After a flight via Mandalay on Air Bagan, I collected my luggage and moving out to the arrivals area, and was concerned that I couldn't find my promised driver. Then I noticed a sign being displayed for Mr Chan Ber Yain (Australia).
The drive through the verdant green country was pleasant enough, and the staff at the Remember Inn (phone 081-29257 -or- 00.95.81.29257) provided a cheerful welcome on arrival. The hotel is operated by the extended family of the manager Niti, and his sister Tutu, who were extremely helpful in organising anything guests wanted.
I met another young Aussie, JJ, and his Japanese travelling companion Yoshi, who he had palled up with along the way. We all agreed to visit the local orphanage to deliver clothing brought from Australia. It was a moving experience to see the numerous boys and girls lining up to say grace before their mid-day meal of curried rice, the very basic kitchen where the food is prepared, the dormitories where they sleep, and the bare playground.
The day spent cruising on the lake in a solid longboat with Niti as our guide, was one of the highlights of the trip to Burma. Our first stop was to see how the local fishermen rowed their boats with an unusual action, balancing on one leg and using the other leg and an arm to row the boat, as well as displaying their netting arrangement to catch fish.
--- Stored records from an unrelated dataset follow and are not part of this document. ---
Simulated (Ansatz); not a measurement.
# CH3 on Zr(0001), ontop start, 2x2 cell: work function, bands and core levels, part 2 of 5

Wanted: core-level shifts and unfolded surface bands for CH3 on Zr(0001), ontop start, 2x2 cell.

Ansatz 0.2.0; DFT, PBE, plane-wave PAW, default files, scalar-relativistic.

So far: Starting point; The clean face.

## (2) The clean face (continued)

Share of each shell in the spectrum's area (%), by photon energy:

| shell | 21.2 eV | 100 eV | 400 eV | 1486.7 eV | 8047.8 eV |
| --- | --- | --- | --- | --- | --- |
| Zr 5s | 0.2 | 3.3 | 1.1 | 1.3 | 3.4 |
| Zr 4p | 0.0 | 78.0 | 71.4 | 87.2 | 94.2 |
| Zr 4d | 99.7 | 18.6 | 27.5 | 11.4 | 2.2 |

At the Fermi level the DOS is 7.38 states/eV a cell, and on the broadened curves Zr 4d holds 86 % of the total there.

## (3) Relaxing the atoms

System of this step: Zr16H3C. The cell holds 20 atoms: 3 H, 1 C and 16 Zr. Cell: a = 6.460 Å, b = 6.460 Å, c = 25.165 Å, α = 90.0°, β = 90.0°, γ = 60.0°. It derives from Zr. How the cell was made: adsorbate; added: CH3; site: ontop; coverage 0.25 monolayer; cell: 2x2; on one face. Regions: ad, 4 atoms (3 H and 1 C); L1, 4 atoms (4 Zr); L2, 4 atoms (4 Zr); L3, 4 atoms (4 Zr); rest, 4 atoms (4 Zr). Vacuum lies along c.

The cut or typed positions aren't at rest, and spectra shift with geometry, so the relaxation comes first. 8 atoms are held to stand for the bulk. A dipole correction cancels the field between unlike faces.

Next we called in at a village market, to see the locals from tribes in the surrounding areas displaying their produce and goods for sale. This was an authentic market to which tourists were welcome, but not set up for tourists. I took dozens of photos of the local people, the brightly covered stalls and produce.
From there we visited a number of places on the water which included :-
All told, an extraordinary day.
The following day, JJ organised the hire of bikes so that we could ride to the Kaung Doing Monastery. The roads were rough as guts, and we concentrated on riding on the slightly smoother tracks of the locals, on the edges of the road. Along the way a truck stopped unexpectedly in front of me, and when I didn't slow down after applying the non-existing brakes, swerved and landed in a nettles beside the road. With the help of the truck passengers and Yoshi, I managed to be extricated from the clinging vines. Yoshi also used lotions and bandages etc to repair the damage I suffered, and we cycled on until we finally came across a group of women who indicated the monastery was at the top of a series of steps leading up< the hill.
The monks appeared to be a semi-silent order, for there was little conversation, but by signs, we were invited into the pagoda to sit and join them drinking tea. They were quite hospitable, and were amused when I displayed their photos which they gave me permission to take.